Data transfer between nodes

How severe does this issue affect your experience of using Ray?

  • High: It blocks me to complete my task.

I would like to know how to measure time of data transfer between Ray nodes. Let’s say we have two nodes.

import numpy as np
import ray
import time

ray.init(address="auto")

data = np.zeros(1024 * 1024)
o_ref = ray.put(data) # say Ray saves the data in one node

@ray.remote
def foo(o_refs):
    t1 = time.time()
    data = ray.get(o_refs[0])
    t2 = time.time()
    print("time of data transfer between nodes =", t2 - t1)

foo.remote([o_ref]) # say Ray submits the task on other node which the data have to be transferred to

Is this a proper way to measure time of data transfer between nodes? Can I even measure retrieving the data from plasma using this in a single node case?

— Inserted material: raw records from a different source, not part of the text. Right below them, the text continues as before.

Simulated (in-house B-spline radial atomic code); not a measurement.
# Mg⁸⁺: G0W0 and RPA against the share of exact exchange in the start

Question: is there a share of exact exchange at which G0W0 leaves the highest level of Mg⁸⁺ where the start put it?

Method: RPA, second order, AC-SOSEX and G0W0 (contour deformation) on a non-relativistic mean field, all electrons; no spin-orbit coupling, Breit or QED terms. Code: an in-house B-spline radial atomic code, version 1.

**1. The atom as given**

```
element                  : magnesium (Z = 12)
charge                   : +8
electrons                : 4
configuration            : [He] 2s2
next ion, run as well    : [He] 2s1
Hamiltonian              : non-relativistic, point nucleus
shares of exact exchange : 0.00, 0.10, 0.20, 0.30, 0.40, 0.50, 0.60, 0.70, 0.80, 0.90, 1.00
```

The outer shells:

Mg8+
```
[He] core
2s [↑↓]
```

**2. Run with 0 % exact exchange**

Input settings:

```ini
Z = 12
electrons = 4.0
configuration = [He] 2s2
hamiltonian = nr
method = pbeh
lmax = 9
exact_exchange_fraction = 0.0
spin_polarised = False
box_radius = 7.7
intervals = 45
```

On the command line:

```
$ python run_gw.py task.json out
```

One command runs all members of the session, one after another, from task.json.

If not, could you please tell me the optimal way to measure time of data transfer?

Thanks in advance!

@Alex, @sangcho, thoughts/comments?

I think this could be a way. Here you pass a list of obj refs, so the task will start immediately, even before the object is transferred.

Keep in mind that if the o_ref is not ready, it will include the time of computation. But I don’t think it’s an issue in your script, since it’s an object created by put.

if the o_ref is not ready, it will include the time of computation

@yic, yes, that is a good point. In my scenario there is no such an issue. I wonder if there are some tools in Ray itself to measure the time of data transfer?

We don’t have a such tool yet. We are planning to do something (that we record the data transfer time for each task state as an output of ray list tasks). It will be highly likely added by ray 2.4 release.

Ray pulls the data when it is needed. So one workaround for now is

  1. Schedule foo in a remote node
  2. Measure time to take for ray.get(o_refs[0]). ray.get overhead is very small, so it is mostly the data transfer overhead.

@yic, @sangcho, got it, thank you!